Labour would rebuild Irish relationship, says shadow NI secretary

Louise Haigh believes new aggressive approach by Britain is counter-productive

Northern Ireland is seldom the subject of partisan disagreement at Westminster, and the current Labour leadership has sought to avoid talking about Brexit as far as possible.

Yet Labour's shadow Northern Ireland secretary Louise Haigh hauled Brandon Lewis before the House of Commons on Wednesday to face an urgent question about the British government's unilateral postponement of checks on goods crossing the Irish Sea.

The unilateral action, which the European Union judges to be in breach of the Northern Ireland protocol, caused outrage in Brussels and Dublin, and has raised red flags on Capitol Hill.

Britain's new, aggressive approach coincided with the appointment of former Brexit negotiator David Frost as the minister in charge of relations with the EU, and Haigh believes it is counter-productive.


“I think David Frost’s approach is purely combative, and that’s tactical rather than strategic. But it doesn’t serve anybody’s interests. It doesn’t serve Northern Ireland but it doesn’t serve the British government’s interests either to be unnecessarily combative with the EU. And it’s really difficult to say what their long-term strategy is and in whose interests it serves,” she told The Irish Times.

“My greatest fear is that they are prepared to use Northern Ireland as an arena for indefinite conflict with the EU.”

Irish roots

The 33 year-old Sheffield Heeley MP has been shadow Northern Ireland secretary for almost a year, stepping in to the job when her predecessor Tony Lloyd became ill and taking it over permanently a few weeks later when he decided to step down to focus on his recovery.

She has Irish roots in the person of her grandmother Peggy O'Shea from Mitchelstown, Co Cork, and she recalls her father singing Irish songs when she was growing up.

Labour leader Keir Starmer, who served as a human rights adviser to the PSNI, takes a close interest in Northern Ireland, and shares Ms Haigh's concern that it is suffering collateral damage from Boris Johnson's Brexit deal.

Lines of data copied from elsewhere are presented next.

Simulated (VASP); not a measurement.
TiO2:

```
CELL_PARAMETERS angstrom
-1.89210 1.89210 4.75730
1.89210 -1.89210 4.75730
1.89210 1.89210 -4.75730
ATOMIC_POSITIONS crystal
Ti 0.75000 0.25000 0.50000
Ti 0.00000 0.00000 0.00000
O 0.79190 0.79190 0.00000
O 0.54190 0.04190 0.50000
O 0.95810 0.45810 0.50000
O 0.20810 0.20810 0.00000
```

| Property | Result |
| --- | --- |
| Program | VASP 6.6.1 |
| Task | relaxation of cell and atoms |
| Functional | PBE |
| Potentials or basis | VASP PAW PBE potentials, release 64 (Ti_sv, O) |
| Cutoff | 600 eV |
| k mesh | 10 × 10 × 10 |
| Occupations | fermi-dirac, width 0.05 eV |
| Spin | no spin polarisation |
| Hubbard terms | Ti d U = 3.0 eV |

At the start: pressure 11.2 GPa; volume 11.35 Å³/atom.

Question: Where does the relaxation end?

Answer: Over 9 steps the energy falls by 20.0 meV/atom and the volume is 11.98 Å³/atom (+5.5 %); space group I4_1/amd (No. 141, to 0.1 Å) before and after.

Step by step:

Ms Haigh wants maximum flexibility from the EU in implementing the protocol, pointing to the joint EU-UK commitment to ensuring that it should impact as minimally as possible on the communities in Northern Ireland.

"In order to get that we need to be a trusted partner. And the fact that Minister Simon Coveney described us as a partner that can no longer be trusted is absolutely devastating, because stability in Northern Ireland has always been dependent on a strong, positive relationship between the British and Irish governments," she said.

“That was the basis on which the Good Friday Agreement was secured, and it’s protected its stability in the 20 years since. But that is now being recklessly undermined by this Tory government.

"Boris Johnson negotiated the protocol. He negotiated the institutions and committees that are designed to uphold it and underpin it, so we should be using those to reach joint solutions."


The relationship between Britain and Ireland has been battered by Brexit in recent years, but Ms Haigh says a Labour government would prioritise rebuilding it. She believes that, now that Britain has left the EU, the relationship with its closest neighbour is more important than ever.

"Ireland shares our core values on the UN Security Council and are the co-guarantors of the Good Friday Agreement. And they will be our partners in managing the fallout of the prime minister's Brexit deal on these islands," she said.

“Britain’s interest does not lie in cutting ourselves off from our closest friends and partners by provoking hostility with them. Labour has always believed in a close partnership with the Irish government. It was essential to securing the Good Friday Agreement in the first place, and we know that it’s very crucial now.”